In my past life I was a softy. You might wanna read that again because I said In My Past Life. That was then. Try crossing my path now, my back hand grip will meet your face.
So in this past life I had a friend of mine, very good friend in fact best friend. Oba? How come I doubt? I used to live with her. She was the high flying have it all mean bitch type. None of our friends wanted to stay with her so I went ahead and did.
She would wake up on the wrong side of the bed and bite your head off, I would take that shit. We were opposites. All it would take is me shutting the F up when she bitched. Silence solves a lot of things.

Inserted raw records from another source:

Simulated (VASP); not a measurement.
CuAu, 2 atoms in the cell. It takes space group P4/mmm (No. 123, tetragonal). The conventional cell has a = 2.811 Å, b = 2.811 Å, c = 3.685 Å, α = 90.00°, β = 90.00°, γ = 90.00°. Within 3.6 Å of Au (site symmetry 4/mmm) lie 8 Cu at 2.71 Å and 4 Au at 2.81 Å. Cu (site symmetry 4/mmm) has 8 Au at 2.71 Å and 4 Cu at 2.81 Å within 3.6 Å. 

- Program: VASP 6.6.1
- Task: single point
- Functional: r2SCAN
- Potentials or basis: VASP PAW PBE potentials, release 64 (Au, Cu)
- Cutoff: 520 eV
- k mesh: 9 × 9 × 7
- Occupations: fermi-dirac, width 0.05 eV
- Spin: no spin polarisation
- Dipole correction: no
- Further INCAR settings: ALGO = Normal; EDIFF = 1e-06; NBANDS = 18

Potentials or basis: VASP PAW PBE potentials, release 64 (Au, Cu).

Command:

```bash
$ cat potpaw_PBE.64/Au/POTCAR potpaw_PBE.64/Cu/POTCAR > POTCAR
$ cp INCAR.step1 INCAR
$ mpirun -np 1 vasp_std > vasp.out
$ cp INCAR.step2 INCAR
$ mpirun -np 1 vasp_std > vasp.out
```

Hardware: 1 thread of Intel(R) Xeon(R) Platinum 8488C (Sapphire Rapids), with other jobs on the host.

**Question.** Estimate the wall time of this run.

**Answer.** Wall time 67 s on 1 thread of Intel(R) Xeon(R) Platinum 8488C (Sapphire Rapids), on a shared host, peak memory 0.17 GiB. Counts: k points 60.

When we had just joined Campus I didn’t have a phone. One night my best bud (?!?) was going away to see her boyfriend n she left me her phone. I asked if I could page (beep is so last year) some people. She said yes I should switch it off after I am done.
No sooner had she walked out than her mother called. (I went to grammar class people) Apparently her mother doesn’t expect her to have a boyfriend. Hahahahahahaha. HER? At Campus? A grown ass woman? If there are any mothers reading this and you agree you just don’t want your girls to get married.
So anywho mother calls, I go in panic, I didn’t know what to do coz I knew I was buried six feet under with that phone ringing in my hand. I used to be the room keeper if that’s what they call people who don’t go out everyone expects to find you in the room watching the door attending to bouncing benchers and taking messages.
So I run out the door calling out to her. She has zoomed off already. Another friend comes in I ask her to take the call because I was almost peeing my pants. (Life is so full of stages, was that me?) We tell the old woman her daughter is at neighbouring hostel in a discussion she is about to come back. Some discussion that one. Its almost 10p.m.
Then we call her on boyfriend’s phone tell her to call her mother who wants to talk to her.
In five minutes she kicked the door in James Bond style looking like a raging bull. Heck she could have carried a gun to complete the 007 scene. Ok I lie it don’t take five minutes to come from Bukoto to Braetd.
She: “You idiot bitch fool buffoon kumanyoko”
Me: “Eh listen you had jusss….”
She: SHUT UP you mother fucker, don’t talk to me, give me my phone you rotten piece of shit,” (Mother fucker? Me? Who does that? I am not even close to gay)
Me: In bed crying my eyes out.
Meanwhile my [brave]friend is standing here explaining to the raging bull there who is calling her mother (who just wanted to say good night by the way) and later her boyfriend.
She to boyfriend: You pussy never come to my hostel again. You’re stupid. You’re mother is stupid. You’re all stupid. You rotten pussy you refused to bring me back. Fuck you”
Me knew I was in deep shit, I mean Kakka. Double Kakka if you add on getting boyfriend in trouble. I wailed myself to sleep. (No no no no you’re embarraasing me Princess. No hugs)
How I wish I could re-live that moment again. Walahi I would bring Jackie Chan, Karate Kid, Jet Lee, Rambo, Michael Dudikoff, Cynthia Rothrock, and Stone Cold together and kick her James Bond ass back to boyfriend’s house and make her apologise to him with my patagonia up her ass. Thats not how to treat a man. What happened to the little word called respect?